Unfortunately for a maximally simple version of a computational theory, the units on the various levels of linguistic structure are quite different from language to language.
Clearly there is no fixed inventory of words that might be assigned different meanings in different languages. And when people try to pronounce words in a language they do not speak, they tend to mispronounce it severely.  Now if you pick abstract units like Sentence, Noun Phrase, Predicate, Prepositional Phrase, one might argue for sufficient similarity to claim they are the same across languages.  But the fact that the phonological structures for words and phrases are wildly different across languages is a major difficulty. These differences can be very subtle and can reveal what specific dialect region we come from, and so forth. Most of us can speak only one or two  languages with skills that are like those of a ``native speaker''.

If one believes the classical theory of linguistic phonetics, then all of these differences are a problem.  They must be capturable with the universal phonetic alphabet, since all control of speech by a language is to be restricted to this apriori alphabet.  There must be a commensurate base set of phonetic symbols, the set of phonetic primes. If one wants to study the abstract symbol structure of the phonology of specific languages, one must assume that this apriori base set exists (it may not seem so important to know just exactly what is in this set, but only that such a set exists.).

Symbolic Phonetics. Like the other levels of lexicon, syntax, etc, the phonetic level has its own universal alphabet, serving as the terminal alphabet for all human languages. It is the final discrete structure that leaves the domain of abstract formal systems and enters the physical world for transmission between individuals. According to the standard generative view, the speaker codes their semantic message into a string of phonetic symbols vectors for transmission to the listener. The listener interprets the ordered discrete vectors from sound then reconstructs the higher-level symbolic structures of the utterance just  from the phonetic symbol string.

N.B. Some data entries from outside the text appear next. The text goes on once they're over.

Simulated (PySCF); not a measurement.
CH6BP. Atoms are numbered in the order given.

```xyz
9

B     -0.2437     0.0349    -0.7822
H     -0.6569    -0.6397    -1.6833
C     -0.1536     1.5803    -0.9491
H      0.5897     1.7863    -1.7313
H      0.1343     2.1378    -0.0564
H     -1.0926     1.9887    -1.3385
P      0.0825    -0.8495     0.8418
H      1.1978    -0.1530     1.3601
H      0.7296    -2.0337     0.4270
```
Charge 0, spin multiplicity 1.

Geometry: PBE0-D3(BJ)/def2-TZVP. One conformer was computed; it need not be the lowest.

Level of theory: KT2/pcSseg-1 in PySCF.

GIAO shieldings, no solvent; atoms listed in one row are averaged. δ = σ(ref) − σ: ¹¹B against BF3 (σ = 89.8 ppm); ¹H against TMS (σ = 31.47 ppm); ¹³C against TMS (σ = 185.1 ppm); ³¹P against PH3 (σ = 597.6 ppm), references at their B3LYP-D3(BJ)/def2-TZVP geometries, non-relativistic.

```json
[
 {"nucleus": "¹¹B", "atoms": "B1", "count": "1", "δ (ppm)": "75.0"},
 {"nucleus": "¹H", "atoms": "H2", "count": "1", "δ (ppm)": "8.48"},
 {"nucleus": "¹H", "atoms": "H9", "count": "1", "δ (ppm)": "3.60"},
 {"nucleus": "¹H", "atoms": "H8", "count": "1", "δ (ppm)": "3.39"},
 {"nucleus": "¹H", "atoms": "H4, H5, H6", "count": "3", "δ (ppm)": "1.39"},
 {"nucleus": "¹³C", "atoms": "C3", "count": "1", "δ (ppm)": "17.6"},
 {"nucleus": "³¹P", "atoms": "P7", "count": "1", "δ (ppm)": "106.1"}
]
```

Chomsky and Halle are quite clear that the phonetic alphabet is apriori and innate. They propose linguistic universals that must be assumed to be ``available to the child learning a language as an apriori, innate endowment.'' These include ``a theory of universal phonetics that specifies the class of possible phonetic representations by determining the universal set of phonetic features and conditions on their possible combinations (p. 4).'' ``The total set of features is identical with the set of phonetic properties that can, in principle, be controlled in speech. They represent the phonetic capabilities of man and, we would assume, are therefore the same for all languages (p. 295. Cf. Chomsky, 1972, pp. 121-123).''

In a well-respected graduate-level textbook of phonology, Kenstowicz and Kisseberth (1979, pp. 7-9) state an essentially identical point of view, emphasizing both the discreteness imposed on phonetics by the  perceptual-motor system and the assumption that all languages can be fully transcribed with a single inventory of phonetic symbols.

``From a purely physical point of view, any utterance is a continuum, acoustically and articulatorily....Nevertheless, speech is perceived and functions linguistically as a series of discrete units called sounds. The general goal of linguistic phonetics is to describe accurately (both acoustically and articulatorily) all the various kinds of speech sounds that function in the languages of the world. When this goal has been attained, it will be possible to develop a universal system of notation so that any utterance in any language can be transcribed. And then, on the basis of the transcription, the utterance can be spoken to give a faithful rendering of all its ``linguistically significant aspects''.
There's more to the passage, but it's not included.